Alternatively, just search for things of the pattern /\bon[a-z]+=/i
I am currently doing some research into XSS prevention but I am a bit confused about DOM based attacks. Most papers I have read about the subject give the example of injecting JavaScript through URL parameters to modify the DOM if the value is rendered in the page by JavaScript instead of server-side code.
However, it appears that all modern browsers encode all special characters given through URL parameters if rendered by JavaScript.
Does this mean DOM based XSS attacks cannot be performed unless against older browsers such as IE6?
They are absolutely possible. If you don't filter output that originated from your users, that output can be anything, including scripts. The browser doesn't have a way to know whether it is a legitimate script controlled by you or not.
It's not a matter of modern browsers, it's the basic principle that the browser treats every content that comes from your domain as legitimate to execute.
There are other aspects that are indeed blocked (sometimes, not always) by modern browsers (although security flaws always exist) like cross-domain scripting, 3rd party access to resources etc.
Forget about those old-school XSS exampls from 10 years ago. Programmers who write javascript to render page by taking something unescaped from query params have either been fired or switched to frameworks like angular/backbone a long time ago.
However, reflected/stored XSS still widely exists. This requires proper escaping from both server side and client side. Modern frameworks all provide good support for escaping sensitive characters when rendering the HTML. For example, when rendering views from model data, angular has $sce(strict contextual escaping) service (https://docs.angularjs.org/api/ng/service/$sce) to address possible XSS threats. backbone models also have methods like "model.escape(attribute)" (http://backbonejs.org/#Model-escape) to eliminate the XSS threats.
A persistent follow-up of an admittedly similar question I had asked: What security restrictions should be implemented in allowing a user to upload a Javascript file that directs canvas animation?
I like to think I know JS decent enough, and I see common characters in all the XSS examples I've come accoss, which I am somewhat familiar with. I am lacking good XSS examples that could bypass a securely sound, rationally programmed system. I want people to upload html5 canvas creations onto my site. Any sites like this yet? People get scared about this all the time it seems, but what if you just wanted to do it for fun for yourself and if something happens to the server then oh well it's just an animation site and information is spread around like wildfire anyway so if anyone cares then i'll tell them not to sign up.

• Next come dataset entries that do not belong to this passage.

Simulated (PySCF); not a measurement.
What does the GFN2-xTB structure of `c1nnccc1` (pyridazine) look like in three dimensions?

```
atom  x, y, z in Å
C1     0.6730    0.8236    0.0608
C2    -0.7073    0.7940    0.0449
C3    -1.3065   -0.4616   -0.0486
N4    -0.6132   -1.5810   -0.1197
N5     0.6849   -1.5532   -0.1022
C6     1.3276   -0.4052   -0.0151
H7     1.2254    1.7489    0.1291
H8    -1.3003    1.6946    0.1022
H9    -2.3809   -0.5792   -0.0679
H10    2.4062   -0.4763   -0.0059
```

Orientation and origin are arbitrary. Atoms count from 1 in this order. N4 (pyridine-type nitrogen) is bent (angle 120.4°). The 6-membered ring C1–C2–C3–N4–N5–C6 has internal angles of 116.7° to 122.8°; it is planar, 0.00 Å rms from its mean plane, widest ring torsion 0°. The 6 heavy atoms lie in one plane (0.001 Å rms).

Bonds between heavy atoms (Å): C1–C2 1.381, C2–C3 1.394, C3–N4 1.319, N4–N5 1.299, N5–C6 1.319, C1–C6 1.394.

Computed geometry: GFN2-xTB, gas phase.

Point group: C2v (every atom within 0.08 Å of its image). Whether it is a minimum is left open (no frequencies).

If I allow a single textarea form field to act as an IDE using JS for my programming language written in JS, and do string replacing, filtering, and validation of the user's syntax before finally compiling it into JS to be echoed by PHP, how bad could it get for me to host that content? Please show me how you could bypass all of my combined considerations, with also taking into account the server-side as well:
If JavaScript is disabled, preventing any POST from getting through, keeping constant track of user session.
Namespacing the Class, so they can only prefix their functions and methods with EXAMPLE.
Making instance
Storing my JS Framework in an external (immutable in the browser?) JS file, which needs to be at the top of the page for the single textarea field in the form to be accepted, as well as a server-generated key which must follow it. On the page that hosts the compiled user-uploaded canvas game/animation (1 per page ONLY), the server will verify the correct JS filename string before echoing the rest out.
No external script calls! String replacing on client and server.
Allowing ONLY alphanumeric characters, dashes and astericks.
Removing alert, eval, window, XMLHttpRequest, prototyping, cookie, obvious stuff. No native JS reserved words or syntax.
Obfuscating and minifying another external JS file that helps to serve the IDE and recognize the programming language's uniquely named Canvas API methods.
When Window unloads, store the external JS code in to two dynamically generated form fields to be checked by the server in POST. All the original code will be cataloged in the DB thoroughly for filtering purposes.
Strict variable naming conventions ('example-square1-lengthPROPERTY', 'example-circle-spinMETHOD')
Copy/Paste Disabled, setInterval to constantly check if enabled by the user. If so, then trigger a block to the database, change window.location immediately and check the session ID through POST to confirm in case JS becomes disabled between that timeframe.
I mean, can I do it then? How can one do harm if they can't use HEX or ASCII and stuff like that?
I think there are a few other options.
Good places to go for real-life XSS tests, by the way, are the XSS Cheat Sheet and HTML5 Security Cheetsheet (newer). The problem with that, however, is that you want to allow Javascript but disallow bad Javascript. This is a different, and more complex, goal than the usual way of preventing XSS, by preventing all scripts.
Hosting on a separate domain
I've seen this referred to as an "iframe jail".
The goal with XSS attacks is to be able to run code in the same context as your site - that is, on the same domain. This is because the code will be able to read and set cookies for that domain, intiate user actions or redress your design, redirect, and so forth.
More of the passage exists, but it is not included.